There are many ways to dissect the PTI’s dharna in Lahore and the upcoming ones that they are going to stage. Do we delve into the economics of inflation? Do we discuss how much provincial governments are empowered in the matter and how much sway the federal government holds? Or do we cast a wider net and go into the norms and practices of parliamentary democracy and the responsibilities of sitting governments, at whatever tier they might be?

If the last were to be taken on first, then this paper would like to go ahead and say this was no time to stage a protest. A brief six months have passed since the governments have held office. Activity of this sort is the stuff election campaigns are made of. Even if it indeed is in the run up to the local government elections, it would have seemed a bit odd to the people of Khyber Pakhtunkhwa, if one were to believe in the man-on-the-street footage of the province’s lone vernacular language news channel.

Furthermore, the PTI – which runs a province, leads the opposition in another, and is the second-largest opposition party in the national assembly – could have discussed inflation, an intangible concept, on the floors of these houses, rather than on the streets. The government, however, should avoid taking this line because the League’s own record to this end, especially the Punjab chief minister’s, during the last government, was far from ideal. The language that he had used in those protests, against inflation and the power crisis, had been the subject of much debate for months on end.

There is, however, another argument that the League makes: how about your performance against inflation in the province that you rule? To this, the PTI makes several points. First, the centre controls monetary policy; if the state bank prints more notes to finance deficits, there is bound to be more inflation. Second, the centre sets the prices of petroleum products, which drive the price of all else higher.

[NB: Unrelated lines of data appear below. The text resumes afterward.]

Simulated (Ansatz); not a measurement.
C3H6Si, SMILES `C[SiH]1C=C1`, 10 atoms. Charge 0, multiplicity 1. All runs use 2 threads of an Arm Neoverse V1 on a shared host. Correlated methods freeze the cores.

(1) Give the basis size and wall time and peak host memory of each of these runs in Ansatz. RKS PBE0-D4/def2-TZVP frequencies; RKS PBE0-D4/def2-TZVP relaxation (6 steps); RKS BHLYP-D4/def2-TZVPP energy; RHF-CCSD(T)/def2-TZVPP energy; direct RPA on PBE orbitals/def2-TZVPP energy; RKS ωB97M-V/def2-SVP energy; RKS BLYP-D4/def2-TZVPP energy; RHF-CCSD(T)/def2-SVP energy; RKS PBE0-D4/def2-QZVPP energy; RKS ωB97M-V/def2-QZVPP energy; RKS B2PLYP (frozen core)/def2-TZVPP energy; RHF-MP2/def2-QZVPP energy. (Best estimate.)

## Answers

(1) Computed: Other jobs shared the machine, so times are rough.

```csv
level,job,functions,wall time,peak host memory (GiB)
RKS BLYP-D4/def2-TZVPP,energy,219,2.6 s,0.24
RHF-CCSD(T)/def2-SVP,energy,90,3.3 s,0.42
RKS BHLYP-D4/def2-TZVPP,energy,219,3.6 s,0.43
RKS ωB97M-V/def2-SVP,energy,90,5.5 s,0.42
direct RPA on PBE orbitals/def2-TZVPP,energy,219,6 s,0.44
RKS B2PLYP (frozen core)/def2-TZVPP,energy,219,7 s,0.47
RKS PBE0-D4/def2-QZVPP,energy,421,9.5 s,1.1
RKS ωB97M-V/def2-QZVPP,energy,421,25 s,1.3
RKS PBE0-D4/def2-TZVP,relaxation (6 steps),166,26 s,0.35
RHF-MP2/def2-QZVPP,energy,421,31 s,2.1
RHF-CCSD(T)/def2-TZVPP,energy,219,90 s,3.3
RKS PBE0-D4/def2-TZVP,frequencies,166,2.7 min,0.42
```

A valid set of arguments, those. But one that fails to take certain issues into account. The agricultural goods markets are provincially managed; the KP government’s performance on that front is far from stellar. Moreover, the centre doesn’t ‘set’ the prices of petroleum products, these are a function of global prices. One PTI talking head after another appears on TV talk shows and asks why the government doesn’t reduce prices when the international prices of crude oil have fallen. But the petrol that we buy from our corner pump is a staggered (by a significant time-lapse) function of the refined oil which we would have procured at our special OPEC rate. It is not dependent on the current price of crude oil.

The PTI raises an important point about the need to raise tax revenue instead of printing more notes. But this is a strange argument made by a party which had opposed (out of parliament) the attempts to reform the GST by the previous government, much like all other middle-class parties had, like the Leagues and the MQM. The RGST would have kept the GST the same, but would have created a database for the collection of income tax.